Shooting in the sun

The sun is a powerful source of light. Perhaps a bit too powerful when it comes to photography. If you try to look at the sun with your own eyes you’re gonna feel a sting of pain. Most of us cannot do it at all, and if you try then you feel like you can still see the sun “burned” into your vision for a little while after. This is kind of what can happen if you take a picture of the sun. Some would say that you should be careful overdoing it when shooting the sun as you might ruin your sensor. Personally I have no citation on this, it’s just something I’ve heard, but I don’t actually know for sure.

If you read my article about flash photography then you may remember how I talked about the size of the light source. There are no light source in our solar system larger than the sun itself, but if you measure it from where you stand it will relatively look like it is only a few centimeters. (This is also why we always want our subject as close to the flash surface as possible, simply because it relatively becomes a larger surface from where the subject stands). Now, obviously we cannot place the subject closer to the sun, so there’s not much to do about that.


Example of a shot directly into the sun while finding an “in-between” setting, over exposing the sun, and under exposing the subject.

Here are the places you can put your subject and what you can expect to happen:

1) Subject facing the sun in direct sunlight: You will have the most light to work with, but it will be very rough light that will make the subject squint their eyes and get a kind of unnatural look. It will likely physically hurt if they stop squinting. The shadows in the face will also be rather harsh and will likely result in a less than favourable look.

2) Subject with their back to the sun: This will give the most natural look in the subject’s face, but will also be difficult to get a good shot of depending on the location of the sun. Because the surroundings are likely to be far brighter than the subject’s face, the details on the person in the shade will likely be under exposed. (Ie. darker). If you set the camera settings to adapt to the person, the background will be over exposed. Personally, in situations like this I will almost always try to have the camera take a well exposed picture of the person and let the background blow out. Having the background out of focus (using a shallow depth of focus) will make this effect even better.

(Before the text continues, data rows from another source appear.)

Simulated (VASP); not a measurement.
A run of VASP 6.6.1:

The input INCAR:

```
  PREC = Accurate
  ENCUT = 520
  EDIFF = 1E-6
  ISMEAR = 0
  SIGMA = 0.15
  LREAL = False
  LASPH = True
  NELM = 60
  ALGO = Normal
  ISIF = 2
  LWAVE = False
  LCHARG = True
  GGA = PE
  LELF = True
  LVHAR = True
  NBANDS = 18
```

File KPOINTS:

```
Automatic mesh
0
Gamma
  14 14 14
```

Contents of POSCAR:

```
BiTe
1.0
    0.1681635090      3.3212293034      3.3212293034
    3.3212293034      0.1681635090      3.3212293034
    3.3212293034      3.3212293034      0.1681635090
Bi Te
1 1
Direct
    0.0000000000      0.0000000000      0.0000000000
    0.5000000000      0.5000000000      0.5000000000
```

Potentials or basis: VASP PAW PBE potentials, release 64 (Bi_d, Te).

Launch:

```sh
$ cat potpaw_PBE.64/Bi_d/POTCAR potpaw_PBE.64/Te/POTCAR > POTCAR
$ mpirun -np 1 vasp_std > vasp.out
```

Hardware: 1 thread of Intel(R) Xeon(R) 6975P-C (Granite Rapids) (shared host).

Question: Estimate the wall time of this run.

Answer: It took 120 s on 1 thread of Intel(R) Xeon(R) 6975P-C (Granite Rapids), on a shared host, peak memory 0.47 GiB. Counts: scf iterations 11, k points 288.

3) Place the subject in the shade: Placing the subject in the shade will give a better exposure of both the subject and the parts of the background also in shade. The downside is that you won’t have that powerful light that gives outside shots the glow that they usually have. The light in shadows are also usually pretty flat and kind of dull.

4) Use a camera setting that is “in between”: Simply set your camera setting to over expose the sun and under expose the subject. Depending on what you’re looking for you can get a rather interesting result.


Shot using a fill light

5) Compensate for the difference in light: If the subject has the sun in her/his back, it is quite possible to compensate for the lack of light in front by using a fill light flash for example. This will give the glowing edges from the sun around a silhouette that can look very good, but at the same time also light up the parts of the subject in shade. This is a commonly used technique and is often one of the best options in my opinion. The downside is that you have to adapt the strength of the flash, and the only real way of doing this is a couple of trial and error shots. With more experience you should be able to make a fairly educated guess to this, requiring less time to get everything ready.

Another compensation can be to use a reflector. A reflector is basically simply a large straight surface, usually in a light color of some variation. This is held at an angle so that light that hits the reflector, you guessed it, reflects onto your subject. This is a clever move because you will get a light onto your subject that will most likely be a good compliment to the surrounding light. It is also quick and easy, though it often requires an assistant. Another plus is that you won’t run out of batteries.

Last, but not least, as long as its possible it is always a good idea to shoot your images outside duing the “golden hour”. This is the time of day that is either one hour after sunrise or one hour before sundown. You can always find out when this is at your location by checking This is the time of day where the great outdoors just seems most magical and gives the best light to shoot in. Notice in the example above how the trees are for example lit better on one side than the other, feeding more depth to the shot and making it just look more interesting.